Figures
In the United Kingdom, Architects associated with the Brutalist style include Ernő Goldfinger, wife-and-husband pairing Alison and Peter Smithson, Richard Seifert, Basil Spence, John Bancroft and, to a lesser extent perhaps, Sir Denys Lasdun. In Australia, examples of the Brutalist style are Robin Gibson's Queensland Art Gallery, Ken Woolley's Fisher Library at the University of Sydney (his State Office Block is another, High Court of Australia by Colin Madigan in Canberra and WTC Wharf (World Trade Centre in Melbourne). John Andrews's government and institutional structures in Australia also exhibit the style.

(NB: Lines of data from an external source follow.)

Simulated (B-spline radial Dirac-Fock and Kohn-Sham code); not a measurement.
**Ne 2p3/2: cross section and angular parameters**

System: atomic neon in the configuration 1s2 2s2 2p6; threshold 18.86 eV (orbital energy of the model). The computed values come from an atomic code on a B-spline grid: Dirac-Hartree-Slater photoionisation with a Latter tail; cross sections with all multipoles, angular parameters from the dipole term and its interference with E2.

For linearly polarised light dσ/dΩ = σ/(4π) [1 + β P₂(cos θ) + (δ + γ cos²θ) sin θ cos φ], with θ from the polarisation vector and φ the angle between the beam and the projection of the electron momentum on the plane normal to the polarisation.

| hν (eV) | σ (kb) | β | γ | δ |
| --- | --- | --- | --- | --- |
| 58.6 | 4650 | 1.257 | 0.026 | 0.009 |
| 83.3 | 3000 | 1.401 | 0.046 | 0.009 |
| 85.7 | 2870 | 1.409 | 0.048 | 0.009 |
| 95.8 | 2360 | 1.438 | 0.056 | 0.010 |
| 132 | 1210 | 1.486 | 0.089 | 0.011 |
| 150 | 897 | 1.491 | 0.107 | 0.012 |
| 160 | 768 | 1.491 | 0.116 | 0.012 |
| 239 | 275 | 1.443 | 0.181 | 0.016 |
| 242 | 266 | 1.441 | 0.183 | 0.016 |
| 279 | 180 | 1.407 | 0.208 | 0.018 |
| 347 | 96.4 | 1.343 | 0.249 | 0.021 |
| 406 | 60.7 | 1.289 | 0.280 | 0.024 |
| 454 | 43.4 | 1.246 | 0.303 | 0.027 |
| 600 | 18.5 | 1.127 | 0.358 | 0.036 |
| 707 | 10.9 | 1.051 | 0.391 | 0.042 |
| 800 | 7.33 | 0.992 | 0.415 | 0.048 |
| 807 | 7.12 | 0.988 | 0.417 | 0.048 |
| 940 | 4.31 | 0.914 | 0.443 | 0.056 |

Paul Rudolph and Ralph Rapson, from the United States are both noted Brutalists. Walter Netsch is known for his Brutalist academic buildings (see above). Marcel Breuer was known for his "soft" approach to the style, often using curves rather than corners. Clorindo Testa in Argentina created the Bank of London and South America, one of the best examples of the fifties. More recent Modernists such as I.M. Pei and Tadao Ando also have designed notable Brutalist works. In Brazil, the style is associated with the Paulista School and is evident in the works of Pritzker Architecture Prize-winning architect Paulo Mendes da Rocha (2006). In the Philippines, Leandro Locsin designed the massive brutalist structures, the Cultural Center of the Philippines and the Philippine International Convention Center. In New Zealand, Sir Miles Warren and his practice Warren & Mahoney led the development of the so-called "Christchurch School" of architecture, which fused Brutalist architectural style with Scandinavian and Japanese values of straightforwardness. Warren's buildings have had a significant effect on New Zealand's public architecture.
Architects whose work reflects certain aspects of the Brutalist style include Louis Kahn. Architectural historian William Jordy says that although Kahn was "pposed to what he regarded as the muscular posturing of most Brutalism", some of his work "was surely informed by some of the same ideas that came to momentary focus in the Brutalist position."